Friday, February 21, 2014

3. Lizard Music by D. Manus Pinkwater

[Actually written on October 2, 2014, but publish date is set to when I read the book earlier in the year.]

Lizard Music is a favourite from my childhood.  I'd been keeping an eye out for it for a while.  All I remembered is the eery opening chapters, about a kid living in suburban New Jersey left alone at home who discovers a weird show of lizard musicians late at night on after hours television.  There is something haunting and evocative about it and probably plays into the culture-hunting that was so much a part of my own adolescence.  I was also just a fan of Daniel Pinkwater's books in general.  But Lizard Music always stood out for me as being slightly darker and more mysterious.

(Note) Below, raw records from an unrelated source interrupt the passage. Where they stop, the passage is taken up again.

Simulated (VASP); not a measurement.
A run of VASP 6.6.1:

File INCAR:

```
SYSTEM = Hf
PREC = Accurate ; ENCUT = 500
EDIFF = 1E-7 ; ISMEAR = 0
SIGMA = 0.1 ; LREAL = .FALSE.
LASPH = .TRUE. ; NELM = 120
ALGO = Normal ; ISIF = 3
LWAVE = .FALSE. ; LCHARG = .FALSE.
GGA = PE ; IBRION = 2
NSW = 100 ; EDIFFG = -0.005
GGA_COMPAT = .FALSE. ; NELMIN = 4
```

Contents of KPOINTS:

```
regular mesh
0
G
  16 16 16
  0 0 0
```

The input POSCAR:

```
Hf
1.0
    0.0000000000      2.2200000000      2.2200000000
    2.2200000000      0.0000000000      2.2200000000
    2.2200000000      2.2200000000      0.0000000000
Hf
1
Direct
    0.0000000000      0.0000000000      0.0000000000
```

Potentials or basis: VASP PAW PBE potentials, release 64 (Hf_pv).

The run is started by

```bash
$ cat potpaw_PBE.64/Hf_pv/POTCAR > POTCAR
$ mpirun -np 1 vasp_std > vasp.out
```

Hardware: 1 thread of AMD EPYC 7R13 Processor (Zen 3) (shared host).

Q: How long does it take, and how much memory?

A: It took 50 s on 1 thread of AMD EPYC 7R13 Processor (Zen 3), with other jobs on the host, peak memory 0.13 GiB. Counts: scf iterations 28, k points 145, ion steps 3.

Now that I have read it again to the end, I realize that it is just as goofy and fun as his other works and wildly surreal. It turns into a fantastic adventure, almost pulp-like but with a wacky post-hippie '70s mentality.  The story is about Victor, a 10-year old kid left alone by his parents with his teenage sister.  He is very independent and treats her with a sympathetic disdain.  She is so caught up in her teenage world that she doesn't even realize he is out of the house on his own adventures.  His stumbling across the strange lizard variety show leads him to the city where he runs into various weirdos like The Chicken Man and Claudia.  It's really hard to do justice to the style of Pinkwater's writing and milieu by describing the story so I will leave it at that.  You should get it into the hands of any pre-adolescent kid who might identify as quirky.  Pinkwater makes it awesome to not be normal.